Of course, angst is currently little more than a highly marketable
                                                           commodity, but Tricky’s wild-eyed misery and Martina’s soulful
                                                           blues are like nothing else in pop music. His music is explicitly
                                                           political — on “Money Greedy,” he repeats over and over,
                                                           “Waiting on government lines, I’ll take what’s mine, you trample
                                                           on my soul.” But unlike most rappers, Tricky shows us a soul
                                                           that’s internalized the degradation of the ghetto. His persona is
                                                           never that of a “gangsta” or an activist; he’s more like the broken
                                                           man mumbling profundities under his breath on the subway.

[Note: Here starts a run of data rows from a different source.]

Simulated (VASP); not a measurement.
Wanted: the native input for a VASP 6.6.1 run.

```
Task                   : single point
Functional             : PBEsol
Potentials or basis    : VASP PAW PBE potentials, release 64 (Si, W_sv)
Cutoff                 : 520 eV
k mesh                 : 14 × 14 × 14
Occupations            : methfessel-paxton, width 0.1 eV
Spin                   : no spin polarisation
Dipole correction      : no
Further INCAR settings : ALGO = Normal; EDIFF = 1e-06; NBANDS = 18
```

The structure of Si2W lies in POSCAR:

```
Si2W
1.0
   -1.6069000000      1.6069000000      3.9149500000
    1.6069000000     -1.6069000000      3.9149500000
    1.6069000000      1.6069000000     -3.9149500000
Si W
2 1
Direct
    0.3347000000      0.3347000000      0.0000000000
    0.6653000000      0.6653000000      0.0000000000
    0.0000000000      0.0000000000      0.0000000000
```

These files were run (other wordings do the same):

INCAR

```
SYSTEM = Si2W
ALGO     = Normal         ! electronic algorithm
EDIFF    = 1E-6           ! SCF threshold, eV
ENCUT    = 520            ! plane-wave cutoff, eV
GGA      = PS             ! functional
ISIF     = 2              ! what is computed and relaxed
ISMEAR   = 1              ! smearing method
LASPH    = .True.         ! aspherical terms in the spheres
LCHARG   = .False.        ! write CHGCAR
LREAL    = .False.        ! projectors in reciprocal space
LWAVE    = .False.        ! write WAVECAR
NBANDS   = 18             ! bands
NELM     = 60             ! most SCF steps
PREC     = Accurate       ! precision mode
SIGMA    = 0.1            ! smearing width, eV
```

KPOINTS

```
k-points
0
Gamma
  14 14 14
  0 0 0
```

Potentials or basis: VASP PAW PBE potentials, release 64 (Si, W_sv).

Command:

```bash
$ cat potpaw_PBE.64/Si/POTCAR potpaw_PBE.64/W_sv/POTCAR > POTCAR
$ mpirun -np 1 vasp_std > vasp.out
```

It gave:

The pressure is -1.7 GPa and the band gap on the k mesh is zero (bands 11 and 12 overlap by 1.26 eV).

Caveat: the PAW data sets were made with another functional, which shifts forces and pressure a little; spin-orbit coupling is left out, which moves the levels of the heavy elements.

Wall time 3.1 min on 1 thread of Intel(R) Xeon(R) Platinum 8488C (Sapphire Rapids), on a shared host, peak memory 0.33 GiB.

– – – – – – – – – – – – – – – –
 
                                                         Fugazi
                                                           END HITS | DISCHORD
BY MARK ATHITAKIS | Looking for a band name that wasn’t
                                                           going out of style any time soon, Ian MacKaye’s post-Minor
                                                           Threat outfit agreed on Fugazi, a Vietnam-era military term for
                                                           “fucked-up situation.” In the 10 years that followed, the
                                                           indomitably independent Washington, D.C., quartet has focused
                                                           on showing precisely where those situations are: in the financial
                                                           centers, in the government, in relationships, in music. In
                                                           yourself, too, should you care to look hard enough. But while it’s
                                                           the no-quarter theorizing that’s gained them massive respect, it’s
                                                           the music itself that makes the message hit its targets: Tight as
                                                           clenched fists, loud as car wrecks, predictable as the Asian stock
                                                           market, “End Hits” is Fugazi at its fiercest yet most
                                                           approachable.
Their patented quiet-loud dynamics are more controlled than
                                                           ever and rooted in a surprising amount of hook-happy
                                                           songwriting; if the band had any interest in such things, “Place
                                                           Position,” “No Surprise” and “Caustic Acrostic” could do some
                                                           chart action. But the hooks and lockgrooves are just places for
                                                           the band to hang its outrage. MacKaye barks at global
                                                           conglomerates on “Five Corporations” with a fervor that marks
                                                           the best hard-core punk (which he defined way back when). And
                                                           as for Guy Picciotto, Fugazi’s Sensitive Guy, he’s staring death in
                                                           the face and spitting back: “Yawn! Yawn! Yawn! I can’t stifle my
                                                           boredom!” he yelps defiantly, giving those fucked-up situations
                                                           all the disrespect they deserve.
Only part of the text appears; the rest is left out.